Is Lite Rock Evil?
That’s the thing with evil. It isn’t always obvious. It slips, it slides, it insinuates itself.
“The Lord will strengthen you and guard you from the evil one.” – 2 Thessalonians 3:3
I don’t hate Lite Rock. Admittedly many of the songs are boring or by Kenny Loggins but who hates Hall and Oates? In Lite Rock the highs are high. And the lows are entirely forgettable.
That’s what I used to think. Then I heard an evil song while shopping. “Abracadabra” by Steve Miller. He sings it in a white-guy blue’s voice that weaves uncomfortably over the line separating tribute from minstrelsy.
The lyrics are worse. Overuse has made the word as ominous as an episode of “Bewitched,” but “abracadabra” has a history. It means, “I create like the Word.” In other words, “I claim the power of God.” It rose to popularity with the British occult master Aleister Crowley.
When he isn’t chanting an occult phrase, Miller croons about a woman whose witchy charms have left him helpless. His misogyny is so lunk-headed it becomes powerful, as if a poem written by Hugh Hefner just hit you over the head with a bag of hammers.
Lite Rock exists to be unobjectionable. Yet it can be foul. Evil slithers through existence. Unchecked it can grow into something as gigantic as rape culture. But it makes its case in a whisper. “Abra, abracadabra.”

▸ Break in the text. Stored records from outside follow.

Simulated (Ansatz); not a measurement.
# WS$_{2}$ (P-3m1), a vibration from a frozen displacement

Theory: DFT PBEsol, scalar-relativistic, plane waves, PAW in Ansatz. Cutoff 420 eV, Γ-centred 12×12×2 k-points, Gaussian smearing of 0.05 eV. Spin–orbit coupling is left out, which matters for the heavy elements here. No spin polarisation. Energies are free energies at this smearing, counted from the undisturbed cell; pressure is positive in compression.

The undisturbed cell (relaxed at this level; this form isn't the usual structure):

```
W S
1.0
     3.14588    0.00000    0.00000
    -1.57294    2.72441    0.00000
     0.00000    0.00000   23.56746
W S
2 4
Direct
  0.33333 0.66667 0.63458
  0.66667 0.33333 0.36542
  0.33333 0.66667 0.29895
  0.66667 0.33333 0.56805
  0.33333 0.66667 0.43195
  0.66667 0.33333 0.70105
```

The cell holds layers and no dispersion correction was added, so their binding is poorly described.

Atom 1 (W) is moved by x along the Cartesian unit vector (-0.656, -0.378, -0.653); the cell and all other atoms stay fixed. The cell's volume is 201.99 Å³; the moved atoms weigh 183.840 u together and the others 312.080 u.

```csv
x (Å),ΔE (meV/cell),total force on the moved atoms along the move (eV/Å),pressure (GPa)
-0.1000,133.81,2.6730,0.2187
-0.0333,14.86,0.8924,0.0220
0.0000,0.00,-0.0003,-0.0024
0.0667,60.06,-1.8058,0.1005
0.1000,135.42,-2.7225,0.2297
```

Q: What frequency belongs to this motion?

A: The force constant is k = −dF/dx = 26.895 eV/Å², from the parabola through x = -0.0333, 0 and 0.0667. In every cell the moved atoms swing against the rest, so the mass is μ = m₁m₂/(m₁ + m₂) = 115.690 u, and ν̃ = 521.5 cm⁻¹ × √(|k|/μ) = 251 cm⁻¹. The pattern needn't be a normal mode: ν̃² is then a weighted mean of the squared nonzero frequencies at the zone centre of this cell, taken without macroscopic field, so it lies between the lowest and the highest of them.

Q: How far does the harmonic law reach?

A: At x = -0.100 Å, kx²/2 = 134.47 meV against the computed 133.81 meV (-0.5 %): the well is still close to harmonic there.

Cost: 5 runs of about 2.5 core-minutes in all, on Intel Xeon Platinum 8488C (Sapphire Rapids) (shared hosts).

That’s the thing with evil. It isn’t always obvious. It slips, it slides, it insinuates itself. And it can use anything. It can surface in your thoughts. It can be served up or on the rocks.
The good news is that church gives us the skills to see it, smell it, name it. Even better, church says Christ has killed it. But when you cut the head off a rattlesnake, its death throes remain dangerous.
Stay on your toes.
Dear God, thank you for protecting us. While you do, give us the wisdom to keep alert. Amen.